Montana small businesses are taxed disproportionately to other taxpayers, a situation that imposes disadvantages on business in the state. The higher taxes place greater costs on Montana businesses which puts them at a disadvantage in competing with out-of-state businesses, and the higher taxes make it more difficult for the state to attract new business.
That is the basic conclusion of a study conducted on behalf of the Montana Chamber of Commerce, which was released Oct. 26, during the organization’s annual convention. Fundamentally, the study concludes that Montana’s business climate would be better if some Montana business taxes were lowered and other broader taxes increased or instituted, most specifically a sales tax, often referred to as a consumption tax, which might include a value added tax, or gross receipts tax, etc.
The study was conducted by The State Tax Research Institute (STRI) “Montana’s lack of a broad based consumption tax requires greater reliance on property and income taxes, which result in a less favorable business tax competitiveness environment for many Montana industries compared to neighboring states,” said Tom Neubig, one of the economists working on the Montana Chamber’s tax study. “Total business taxes in Montana as a share of the state economy is the 12th highest among all states. We analyzed some potential tax restructuring options including business equipment tax relief, equalizing property tax rates, a sales tax and a business entity level tax on consumption.”

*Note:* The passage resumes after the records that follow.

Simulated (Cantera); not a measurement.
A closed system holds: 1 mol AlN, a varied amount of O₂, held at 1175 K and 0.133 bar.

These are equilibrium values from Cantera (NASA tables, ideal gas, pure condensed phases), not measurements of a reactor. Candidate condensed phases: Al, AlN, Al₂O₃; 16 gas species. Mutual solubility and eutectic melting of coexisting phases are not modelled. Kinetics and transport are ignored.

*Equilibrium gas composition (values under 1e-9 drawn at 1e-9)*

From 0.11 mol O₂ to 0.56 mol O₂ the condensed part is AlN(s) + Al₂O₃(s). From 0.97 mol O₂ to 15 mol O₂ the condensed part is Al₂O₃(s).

“This study is one of the fruits of our research initiative through Envision 2026, our 10-year strategic plan,” said Webb Scott Brown, Montana Chamber of Commerce president/CEO. “This report gives us some hard data to point to when we talk about the tax climate in Montana, and it shows how we compare to our neighbors. In order to achieve the goals of our 10-year strategic plan such as job growth in Montana, we need to have a tax friendly climate that will attract companies to make Montana home.”
This report compared Montana’s tax climate to six neighboring states and a cross-section of business types. It highlighted “sore thumbs” in Montana’s business tax climate and gives consideration to maintaining stable revenues while offering recommendations to make Montana a more tax friendly state.
The states to which Montana was compared were Colorado, Idaho, North Dakota, Utah, Washington and Wyoming.
The business types focused upon were: small pass-through manufacturer, metal fabrication, food & beverage retail, credit card processor, wholesale drug distributor, and data processing (information services).
Montana’s taxation of the credit card processing is higher than that of any other state in the comparison group ranging from 115 percent higher than Idaho to 425 percent higher than Wyoming.
The only business type in which Montana had a consistently lower tax rate of all the compared states was food & beverage, retail, but even then it was higher than that of North Dakota.
Montana’s total business tax was much higher in all categories when compared to those of North Dakota—and by quite a margin, ranging from 119 percent in food & beverage/ retail to 299 percent higher in credit card processing.
Compared to Wyoming, Montana’s business taxes were again higher across all business types, except for food & beverage/ retail where it is only two percent under that of Wyoming. Credit card processing was taxed 425 percent high than Wyoming.
The state with which Montana emerged most competitive seemed to be Washington where Montana’s taxation only exceeded that of Washington in metal fabricating and credit card processing.
While Montana has no sales tax, the states to which comparisons were made had combined sales taxes which ranged from 5.2 percent in Wyoming to 8.1 percent in Washington.
Other conclusions of the study were:
—Montana’s total effective tax rate on business income is 5.1% is 13% higher than the US average of 4.5%
—Montana’s tax is organized in a way that weighs heavily on capital investments and new businesses
—High business property taxes, corporate income taxes as well as a relatively high overall business tax rate make it harder to make capital investments in Montana
Possible areas of tax reform recognized were:
— Incremental tax reforms – Business equipment tax relief – Compliance and administrative issues – Corporate income tax improvements, such as lower rate, 100% destination sales apportionment, repeal tax haven black list
— Broader reform options to reduce income and property taxes – Equalize business and residential property tax rates – Retail sales tax – Business entity level tax on consumption.